My First Play
Now I promised I would try and blog every week, this is week two – so I better write a blog. And for this post, I thought I would go all the way back to my first play. Well, my first play was actually in Year 4 and was called, “The Lost Boy”, but I digress, my first indy theatre play was in 2000. And when I look at these photos, that hair of mine, it was a look. Here is a blog about it (the play, not the hair).
In 1999 I unsuccessfully tried to fund a feature film, “Tom’s Funeral”. We thought we had a bunch of money, but no, and the film project fell over. I was a little lost and didn’t know what to do. I had cast Rebecca Smart in the film and had gone to see her in a play, that quite frankly, was not the best. After the show she came out and asked what I thought, I said, “It was great”, and she said, “What did you really think?”, I said I thought it was terrible and that I could write a better play and she said, “Why don’t you?”. So, I did. I wrote a play, “Beyond the Door”. It was about six people who all died and found themselves in the waiting room at the Pearly Gates.
I didn’t know much about theatre, and there really wasn’t an indy theatre scene back then. But as many people know, when I put my mind to something, I do it. One of the actors had a friend who had a photographic studio that had a stage. So I booked it. The toilet was literally under the stage, so we had to close the toilet 5 minutes before the show to put the stage down and set the stage. Ticket sites were too expensive, so I hired a credit card machine from the bank and sold tickets from my own phone line and we also sold tickets over the counter at Fish Records (the now defunct music store that ripped me off and never paid me from my tickets).
The women were all cast and we held auditions for the rest of the men (naturally I cast myself) and was lucky to cast the amazing Rodger Corser, long before he became a big TV star and Gold Logie nominee. I really don’t know what I was thinking, I had never directed before, I had never really acted before either and here I was doing a play with serious professional actors. I fudged it and somehow we had a product I was really happy with. I guess my instincts got me through.
I didn’t know we should have previews and just opened the play with opening night, with family, friends and some journos. What the hell was I thinking? I have to admit, that night, opening night, is up there as one of the best of my life. Sure, we made some mistakes, but the cast really dug deep and the audience were really responding. I was a new writer back then, and the play was a style I have often written over the years, a black comedy style dramedy. So it was amazing to actually hear people laugh at my jokes and you could feel them coming on the journey with the characters. Everyone of my fears subsided during the performance and I was ecstatic. Then the show finished and the wonderful Jamie Durie, who was in the audience, lead the standing ovation.

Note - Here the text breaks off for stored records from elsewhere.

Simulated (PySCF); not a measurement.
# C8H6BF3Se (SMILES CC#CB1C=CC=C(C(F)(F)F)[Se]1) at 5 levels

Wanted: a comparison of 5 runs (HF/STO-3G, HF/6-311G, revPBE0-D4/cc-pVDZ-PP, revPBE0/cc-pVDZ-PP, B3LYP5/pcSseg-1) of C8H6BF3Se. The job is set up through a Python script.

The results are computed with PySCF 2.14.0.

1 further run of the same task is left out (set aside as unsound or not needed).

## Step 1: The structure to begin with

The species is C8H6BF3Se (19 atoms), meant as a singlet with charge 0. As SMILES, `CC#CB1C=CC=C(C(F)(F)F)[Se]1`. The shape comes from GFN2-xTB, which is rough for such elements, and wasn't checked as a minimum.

That night, one of my brothers asked my mother if I had really written all of that play, surprised by the quality. We got some great reviews, some big publicity and we ended up having a fairly successful season where people loved the show. But more than that, I had been bitten by the theatre bug. I fell in love with that immediacy, the response you get from the audience; the laughter, the gasps, the tears. Live theatre is like a drug, and I was addicted for a long time. But they say your first hit of drugs is the one you always chase, and that first experience for me was exceptionally incredible.
This play wasn’t the best thing I have produced, but I am proud of it. It was play one and it taught me things I still use today. And more than anything, it showed that when I knocked back I can do things myself. I have always been an incredibly independent thinker, and this show was a massive instigator of that.